Friday, June 05, 2015

"Entourage the Movie": Is this how Hollywood really works with a screenplay like "mine"?


Entourage the Movie” (written and directed by Doug Ellin) is a riot to watch as a macho buddy situation comedy, and it continues the storyline of the HBO series (TV blog, Sept. 15, 2010).
  
Charismatic star Vincent Chase (Adrian Grenier) wants to debut as a director with a horror thriller “Give It Up”, in which Vince morphs into a monster with CGI.  Actually, Vince, lean and agile, looks more like 25 than 38, and is a feast for the eyes.  Gay issues appear as subplots in the movie, as two other characters have a gay wedding as the movie’s epilogue.
  
Vince’s buddies are Eric (Kevin Connolly), Turtle (Johnny Ferrara) and Johnny (Kevin Dillon),  Vince’s brother; and the hardball producer is Ari (Jeremy Piven).
  
Much of the plot concerns a supposed special screening. It is mysteriously stopped when the “projector breaks” and DVD’s are given out instead.  There’s a lot of talk about how the industry works, with agents, investors, and table readings. The attendees at the party have signed a confidentiality agreement.  Does that mean that if I got invited to such a screening, I'd be violating the agreement if I wrote a review of the movie on this blog?  That brings up the "spoiler" issue that isn't discussed as a legal issue much.

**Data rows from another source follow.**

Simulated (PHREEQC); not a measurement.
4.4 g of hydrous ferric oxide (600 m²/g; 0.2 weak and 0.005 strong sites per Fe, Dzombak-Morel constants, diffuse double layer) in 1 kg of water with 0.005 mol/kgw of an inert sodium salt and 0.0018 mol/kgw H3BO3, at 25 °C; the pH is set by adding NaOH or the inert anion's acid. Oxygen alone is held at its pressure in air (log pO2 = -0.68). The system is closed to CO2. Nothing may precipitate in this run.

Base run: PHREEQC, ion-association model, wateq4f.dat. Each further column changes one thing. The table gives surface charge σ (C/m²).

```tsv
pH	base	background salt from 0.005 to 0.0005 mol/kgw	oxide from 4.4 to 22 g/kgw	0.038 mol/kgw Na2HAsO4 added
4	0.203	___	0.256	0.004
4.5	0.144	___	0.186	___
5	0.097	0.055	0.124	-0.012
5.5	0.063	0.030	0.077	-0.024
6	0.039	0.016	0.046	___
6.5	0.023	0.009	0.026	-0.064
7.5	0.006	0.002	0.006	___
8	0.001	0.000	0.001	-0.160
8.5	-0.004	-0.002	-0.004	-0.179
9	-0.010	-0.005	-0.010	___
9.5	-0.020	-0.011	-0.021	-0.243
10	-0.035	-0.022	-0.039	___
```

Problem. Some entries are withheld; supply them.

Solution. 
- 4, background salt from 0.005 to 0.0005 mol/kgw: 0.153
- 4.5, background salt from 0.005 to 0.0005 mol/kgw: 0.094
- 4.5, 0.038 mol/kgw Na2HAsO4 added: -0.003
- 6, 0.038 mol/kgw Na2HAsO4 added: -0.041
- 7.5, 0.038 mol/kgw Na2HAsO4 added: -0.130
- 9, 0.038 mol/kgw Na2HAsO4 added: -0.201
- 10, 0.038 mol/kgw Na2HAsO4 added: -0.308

The producers don’t like Vince as the lead star morphing into a monster because he looks too trim and too gay.  His older brother is earthier and more suitable. At the end, there is a Golden Globes award ceremony, and their hunch pays off. 
  
The characters all move and talk fast, and tend to bully one another.  They live in their own world, with little idea of  what “real people” face. 
  
A lot of Hollywood personalities, like Armie Hammer (the “Winklevii” from “The Social Network”) and Marky Mark Wahlberg (a producer) make cameos as themselves.  Ronda Rousey has a bigger part as herself, as superwoman, able to out wrestle most men.  There’s a disco scene that reminds me of a similar scene in “Strange Days” (1995).  Some sources claim that Tobey Maguire (who will play Bobby Fischer soon in "Pawn Sacrifice") is the real-life Vince (Fox). 
  
I “admit” that the film is interesting to me because it tinkers with how deals get done to get films made.
  
   
The official site is here  (Warner Brothers and HBO).
  
I saw t he film in the afternoon at Angelika Mosaic in Fairfax VA, before a small audience which liked the film.

 
Picture: Palm Springs, mine, 2012.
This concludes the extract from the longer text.